What he should have said is, "Don't you dare", and suggested that the boards get rid of a few hundred pen-pushers, paper-shufflers and bean-counters and offer resident doctors more attractive pay.
The avoidable tragedy last Friday on the Northwestern Motorway, in which an innocent teenage father of a 2-year-old girl was shot by police, is simply the latest in a continuing saga of regular police bungles.
This one, however, is inexcusable and for Police Minister Judith Collins it ought to be the last straw.
Three armed coppers all shooting at once was like something out of a B-grade western movie. The whole ghastly incident reveals a lack of discipline, a lack of training and abysmal leadership.
I have said it before and I say it again: the parlous state of the NZ Police requires at most a Royal Commission of Inquiry and at least the peremptory sacking of the Commissioner and other culpable officers and managers.
But I doubt that will happen, for the allegedly flinty Mrs Collins has already hidden behind the "it's not my affair" mantra so beloved of her immediate predecessors.

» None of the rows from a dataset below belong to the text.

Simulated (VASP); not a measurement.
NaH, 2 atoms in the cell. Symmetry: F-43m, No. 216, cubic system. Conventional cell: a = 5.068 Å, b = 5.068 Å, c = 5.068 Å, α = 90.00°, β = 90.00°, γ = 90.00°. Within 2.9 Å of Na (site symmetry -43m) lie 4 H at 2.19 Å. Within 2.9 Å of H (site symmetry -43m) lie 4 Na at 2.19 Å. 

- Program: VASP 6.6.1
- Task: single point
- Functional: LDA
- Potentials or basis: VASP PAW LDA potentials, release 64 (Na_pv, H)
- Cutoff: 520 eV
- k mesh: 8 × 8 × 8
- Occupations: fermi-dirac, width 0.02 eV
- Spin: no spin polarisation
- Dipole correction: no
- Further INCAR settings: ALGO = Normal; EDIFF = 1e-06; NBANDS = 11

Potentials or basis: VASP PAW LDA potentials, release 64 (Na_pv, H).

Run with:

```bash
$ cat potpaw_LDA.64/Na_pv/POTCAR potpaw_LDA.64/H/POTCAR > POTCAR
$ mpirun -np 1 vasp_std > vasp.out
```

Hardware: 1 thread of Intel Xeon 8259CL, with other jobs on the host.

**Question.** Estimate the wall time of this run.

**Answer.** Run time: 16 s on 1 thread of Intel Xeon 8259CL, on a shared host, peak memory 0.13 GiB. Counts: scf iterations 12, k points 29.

Conned by police hierarchy into allowing the police to continue with their Organised and Financial Crime Agency's turf war with the Serious Fraud Office, Mrs Collins said: "It is a police operation. I'm not really into micro-managing what the police do."
Balderdash. It's time Mrs Collins and Mr Ryall suss out what is operational and what is policy. They represent the public and therefore should be ready to stamp their feet when departments under their supervision do not perform as the public would expect.
Corrections is another. It, too, has been a shambles for the entire term of the previous government and the latest series of escapes does nothing to bolster public confidence.
And as for defence, what can you say? The results of Labour defence ministers holding their noses every time they opened that portfolio were made only too obvious in Geoff Cummings' excellent feature on Saturday: "Can't sail, can't fly, can't fight".
John Key, take note: It's past time for you and your team to show us convincingly that your Government can govern.